Best thing you can do is keep co-located antenn's facing away from each other, keep them as far away from each other as possible, use antenna's with good f/b ratios and low sidelobes, dont put adjactent sectors on adjacent channels (dont have sector "A" on channel 1 and sector "B" which is right beside it on channel 6.. if at all possible) and use band-pass filters to block out any out of channel interference.

phendry
09-04-2004, 12:42 PM
Hmm, but aren't sectors normally mounted right next to each other? i.e 3 x 120' to give a full 360 coverage? I used the UMX series as an example. Andrew also do other antennas that are dual band and are aimed at wireless broadband providers operating in the 5Ghz bands so how could these work if what you say is true? Are you guys speaking from experience? Has anyone actually tried this in the real world?

MerTech_Wes
09-04-2004, 03:47 PM
I'm speaking from experience.. Yes you can mount sectors back to back... BUT if you can.. always give them as much seperation as possible. real world examples: our first site was a 100' tower, operating in 2.4Ghz band with Proxim Tsunami gear, the sectors (120 deg)were mounted to the supports of the tower with roughly 12" (after mounts etc.) of seperation. We're going to be retrofiting the tower with larger standoffs as soon as we have another tower in that area. Reason: the noise level on base station radio's is -85dB.. we have other towers with the same setup but with larger stand offs and band-pass filters, and we get -95dB or better.

georgew
09-04-2004, 04:06 PM
In cell towers, very special radios are used. That all transmit at the exact same time, and that all receive at the exact same time. No one's receive circuit is engaged when a nearby transmitter is fired up.

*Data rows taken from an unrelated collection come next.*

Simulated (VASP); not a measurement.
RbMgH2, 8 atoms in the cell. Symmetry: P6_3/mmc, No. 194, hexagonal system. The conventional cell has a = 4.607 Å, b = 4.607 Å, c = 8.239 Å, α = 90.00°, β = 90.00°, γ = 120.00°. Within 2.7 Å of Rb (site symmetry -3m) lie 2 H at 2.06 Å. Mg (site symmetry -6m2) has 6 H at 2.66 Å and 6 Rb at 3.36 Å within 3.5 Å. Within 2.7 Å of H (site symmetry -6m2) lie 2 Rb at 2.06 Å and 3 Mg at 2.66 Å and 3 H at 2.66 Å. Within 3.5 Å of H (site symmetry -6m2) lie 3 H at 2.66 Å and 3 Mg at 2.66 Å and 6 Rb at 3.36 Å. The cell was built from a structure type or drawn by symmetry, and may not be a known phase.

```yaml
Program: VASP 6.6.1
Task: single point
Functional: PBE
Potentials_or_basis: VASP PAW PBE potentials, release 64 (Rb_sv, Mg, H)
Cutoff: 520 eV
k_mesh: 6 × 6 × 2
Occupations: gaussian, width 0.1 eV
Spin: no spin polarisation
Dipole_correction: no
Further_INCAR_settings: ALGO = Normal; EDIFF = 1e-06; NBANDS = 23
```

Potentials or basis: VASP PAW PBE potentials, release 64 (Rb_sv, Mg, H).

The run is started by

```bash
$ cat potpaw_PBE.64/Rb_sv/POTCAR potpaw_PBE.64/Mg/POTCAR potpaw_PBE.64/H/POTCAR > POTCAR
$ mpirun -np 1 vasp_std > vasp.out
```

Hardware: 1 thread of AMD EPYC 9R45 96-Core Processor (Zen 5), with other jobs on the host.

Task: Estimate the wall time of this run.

Not only that, but strict engineering is applied to who is using a given tower at what frequencies.

The free-for-all typical of wifi applications is not how the licensed operators do it. When wifi colocations seem to work trouble-free, it can only be because no one operator is using all of the airtime.

Two things happen when you have a transmitter and a receiver near each other but on different channels. First, the amplifier that comes before the tuner sees the whole band, so the receiver either saturates, or attenuates. The second thing that happens is energy is detected by the receiver that will prevent it from going into transmit mode.

So for example say you have two AP's and 1 backhaul, on channels 1, 6, and 11. The backhaul on channel 1 is busy because it is being used to feed video, using 100% of the airtime. The AP radios at channel 6 and 11 will never transmit because even though their own channel is quiet, there is enough off-channel noise to drive their receivers into saturation, and in that state of distorted overload they thik they see energy that is on their channel, so they refuse to transmit. The farther apart the antennas, the less likely this is to happen.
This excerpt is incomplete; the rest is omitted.